Life is What You Make It
As a long time Mythbusters fan and maker, I’ve always enjoyed watching Adam on television. When I found out he was writing his memoir/maker manifesto, I couldn’t read it fast enough. Unfortunately I didn’t get an advance copy, so I had to wait along with everyone else. Thankfully, it was worth the wait to get to enjoy holding the beautiful hardcover copy in my hands.
From Adam, via the inside flap of the book:
Every Tool’s a Hammer is a chronicle of my life as a maker. It’s an exploration of making and of my own productive obsessions, but it’s also a permission slip of sorts from me to you. Permission to grab hold of the things you’re interested in, that fascinate you, and to dive deeper into them to see where they lead you.
Through stories from forty-plus years of making and molding, building and breaking, along with the lessons I learned along the way, this book is meant to be a toolbox of problem solving, complete with a shop’s worth of notes on the tools, techniques, and materials that I use most often. […] This toolbox also includes lessons from many other incredible makers and creators, including: Jamie Hyneman, Nick Offerman, Pixar director Andrew Stanton, Oscar-winner Guillermo del Toro, artist Tom Sachs, and chef Traci Des Jardins. And if everything goes well, we will hopefully save you a few mistakes (and maybe fingers) as well as help you turn your curiosities into creations.
I hope this book inspires you to build, make, invent, explore, and – most of all – enjoy the thrills of being a creator.
This book brings me so much joy. It takes everything that I loved about Nick Offerman’s Paddle Your Own Canoe and narrows the focus to the sub-culture maker world (but with plenty of vignettes from Adam’s life sprinkled in.) I have always been incredibly proud to say that my dad is a woodworker, he makes his living working with his hands. He’s an artist, a carver, and can build a house all by himself from start to finish. It’s an amazing skill set that he has that I am proud to say I inherited a touch of – a bit from him, and a bit from my maternal grandmother. It’s a passion and activity we can share – yesterday, my dad, husband, friends and I, spent the day forging out knives from railroad spikes, pounding the metal until it moved the way we wanted it to and it was one of the best days we’ve all had.
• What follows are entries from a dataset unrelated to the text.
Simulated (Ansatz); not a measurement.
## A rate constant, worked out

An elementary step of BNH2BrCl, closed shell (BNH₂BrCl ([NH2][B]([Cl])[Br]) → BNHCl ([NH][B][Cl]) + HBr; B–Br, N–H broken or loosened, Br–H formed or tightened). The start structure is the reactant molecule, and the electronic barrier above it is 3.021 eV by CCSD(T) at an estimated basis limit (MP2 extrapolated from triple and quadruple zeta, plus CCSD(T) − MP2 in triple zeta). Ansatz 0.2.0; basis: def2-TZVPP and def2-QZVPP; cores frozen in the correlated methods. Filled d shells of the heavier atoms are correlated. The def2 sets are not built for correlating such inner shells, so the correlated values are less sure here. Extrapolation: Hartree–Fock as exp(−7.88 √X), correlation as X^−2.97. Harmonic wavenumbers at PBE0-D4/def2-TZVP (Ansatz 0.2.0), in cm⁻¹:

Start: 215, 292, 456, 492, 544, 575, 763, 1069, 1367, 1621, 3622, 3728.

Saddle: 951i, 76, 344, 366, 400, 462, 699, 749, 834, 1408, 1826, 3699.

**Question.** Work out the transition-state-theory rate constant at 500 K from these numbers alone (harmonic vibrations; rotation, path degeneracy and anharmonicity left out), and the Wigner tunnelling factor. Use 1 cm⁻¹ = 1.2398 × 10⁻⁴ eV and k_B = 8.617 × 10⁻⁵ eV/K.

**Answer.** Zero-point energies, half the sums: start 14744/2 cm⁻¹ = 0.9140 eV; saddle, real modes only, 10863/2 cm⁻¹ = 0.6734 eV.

My husband comes from a long line of makers as well, and between the two of us, our hobbies can occasionally get the better of us, and our projects have a way of taking over the house (we’re also notoriously bad at actually finishing anything.) It makes us a great pair, but also leads towards a messy and cluttered space without designated “making space.” As he is also a huge Mythbusters fan, I gave him this book as an anniversary gift in August. He promptly had a personal identity crisis.
He’s an artist and creative who works in finance because art and books don’t pay the bills, at least not until I become a New York Times bestselling author… but that means I have to actually finish my novel one of these days (see what I mean about the finishing being a problem?) He does his makerly pursuits in his free time, but Adam always inspired him to be a proper Renaissance man, a modern day da Vinci. And while I felt like David Epstein’s Range was all about me, he felt Every Tool’s a Hammer was about him. And he wanted to pull a career 180 and go back into art full time. But enough of the personal stuff, time for the book.
Adam’s writing is just like his presenting – funny and informative, rooted in facts and science, and a love for all the projects he’s undertaken of the years – from teenage armor making, to adult Star Wars projects – it’s all here, along with plenty of Mythbusters behind the scenes moments included. I love, too, the guest appearances of Nick and Jamie, it made me realize how much I would love to see the three of them do a show together – the crazy projects they could come up with would be great!
While I’m sad I don’t have any more Mythbusters to enjoy right now (we recently finished our rewatch of the episodes on Hulu), I’m glad to at least have some maker validation in some way shape and form through Adam’s memoir/maker manifesto. It also inspires me to pick up Kari’s memoir, Crash Test Girl, which I’d been debating reading for awhile, so expect a review for that one in the new year as I don’t think I’ll get to it before the holidays take over my retail-working-life.